You have found the perfect location to build your new home, but what style really fits in with the surrounding area? While architecture styles are fairly malleable and there are no hard and fast rules for picking a style, the history of the designs help dictate where they fit best. Planning your home based on the original architectural purposes ensures it holds both form and function on the building lot.
Victorian architecture arose between 1830 and 1910 under the reign of Queen Victoria. Sub-styles of Victorian architecture include Gothic revival, Italianate, Second Empire, Queen Anne, stick style, Romanesque style and shingle style. Constructed with beauty in mind, Victorian homes tend to offer less functionality. Victorian homes stand out because of complex design, ornate trim, asymmetrical shape, bright colors, and large porches.
These incredibly detailed homes are commonly found in older cities, including San Francisco, Brooklyn, New Orleans, Philadelphia, Richmond, Boston, Louisville, and Atlanta.
Who Should Build This Home: Because of the historic significance, the Victorian style blends well in older cities with rich histories. History buffs and antiquing fans should consider this style for their new home.
One of the oldest home styles still in use, log cabins trace their origins as far back as 3500 B.C. in areas of Scandinavian, Germany, Northern Russia, and Eastern Ukraine. The cabins were easy to assemble, required no nails, and plentiful lumber meant cheap construction.
Brought to the United States in the 1600s, log homes found mainstream success and popularity. Log cabins could be quickly assembled to provide protection from harsh winters. Many log homes started as one-room dwellings but grew each year, as additions were easy to build once spring arrived.
Log homes aesthetically work in any location but are found most often in a rural setting. However, the climate of the surrounding area dictates the type of wood that should be used in construction of the log home.
Who Should Build This Home: Log cabins look best in rural settings rich in natural appeal. The outdoorsy type typically opts for this rugged style.
As surmised from the name, the Cape Cod style originated in New England in the 1600s. Based on England’s thatched cottages, these Northeastern abodes boast steeper roofs and larger chimneys that withstand the bitter New England winters. Shuttered windows flank the front door, which customarily stands out in a contrasting color. Cedar shingles commonly cover the slanted rooftop and a white picket fence surrounds the small, but well-kept yard.

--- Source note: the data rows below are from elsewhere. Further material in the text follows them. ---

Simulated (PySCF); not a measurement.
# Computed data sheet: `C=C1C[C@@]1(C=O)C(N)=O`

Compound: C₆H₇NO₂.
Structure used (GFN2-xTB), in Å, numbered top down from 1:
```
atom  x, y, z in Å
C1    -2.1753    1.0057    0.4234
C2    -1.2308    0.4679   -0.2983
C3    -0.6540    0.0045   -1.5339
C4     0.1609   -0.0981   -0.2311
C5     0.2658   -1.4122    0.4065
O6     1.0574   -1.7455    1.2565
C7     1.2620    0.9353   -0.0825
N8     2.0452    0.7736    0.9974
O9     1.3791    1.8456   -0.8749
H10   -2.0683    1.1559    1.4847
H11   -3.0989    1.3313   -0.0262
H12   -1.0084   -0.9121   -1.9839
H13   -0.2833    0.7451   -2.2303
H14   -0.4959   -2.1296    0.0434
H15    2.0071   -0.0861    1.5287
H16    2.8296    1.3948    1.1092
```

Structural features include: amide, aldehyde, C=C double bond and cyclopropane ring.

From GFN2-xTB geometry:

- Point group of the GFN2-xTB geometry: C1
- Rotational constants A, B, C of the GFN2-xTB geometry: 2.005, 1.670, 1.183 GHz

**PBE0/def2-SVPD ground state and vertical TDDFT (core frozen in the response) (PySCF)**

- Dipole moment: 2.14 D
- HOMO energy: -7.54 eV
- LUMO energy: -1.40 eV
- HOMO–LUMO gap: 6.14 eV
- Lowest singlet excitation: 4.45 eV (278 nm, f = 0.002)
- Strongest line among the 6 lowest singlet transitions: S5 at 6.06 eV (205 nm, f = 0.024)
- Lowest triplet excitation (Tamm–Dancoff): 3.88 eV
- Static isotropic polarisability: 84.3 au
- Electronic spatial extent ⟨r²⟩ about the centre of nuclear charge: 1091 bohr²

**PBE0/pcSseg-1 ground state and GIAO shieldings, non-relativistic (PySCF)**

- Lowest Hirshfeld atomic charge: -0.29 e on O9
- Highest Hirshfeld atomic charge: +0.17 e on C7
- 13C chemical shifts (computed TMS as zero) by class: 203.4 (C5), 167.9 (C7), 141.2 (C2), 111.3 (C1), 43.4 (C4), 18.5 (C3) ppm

Cape Cod homes blend in with the surrounding landscape, with natural colors and subtle design elements pervading the style. Although the Cape Cod was originally popularized during World War II, this style has made a comeback in the housing market.
Who Should Build This Home: Cape Cods offer builders a trendy style with quaint and cozy charm. Although popularized in New England along the shores, Cape Cods are currently popular in suburbs along the entire eastern coastline.
Craftsman style homes (sometimes called bungalows) materialized out of the Arts and Crafts Movement. Natural materials such as wood, stone and brick make up a typical craftsman home. Craftsman homes feature wide front porches and low-pitched roofs, and the interior’s open floor plan contain big fireplaces and large exposed beams.
These craftsman homes abound in California, the Northwest, and New Jersey, but the natural style gained supporters in rural areas as well.
Who Should Build This Home: Are you big on the DIY movement? True to its name, the craftsman style attracts followers that seek to focus more on undertaking projects themselves and prefer to use only natural elements in their building process.
Modern architecture took root after World War II and has steadily gained popularity in the 21st century. Characteristics of the style include simplicity, 90-degree angles, and the elimination of any unnecessary and ornate details. Adherence to a strict structure defines modern architecture and industrially produced building materials make up the modern home.
The modern style emerged as a reaction to Victorian extravagances. The contemporary architecture symbolizes the common struggle between the old and new. While the style has been adopted internationally, particularly in German cities like Berlin, it can be found in the larger U.S. cities such as Los Angeles and Chicago.
Modern homes tend to emphasize energy efficiency, sustainable building materials, natural light, and the use of recycled materials.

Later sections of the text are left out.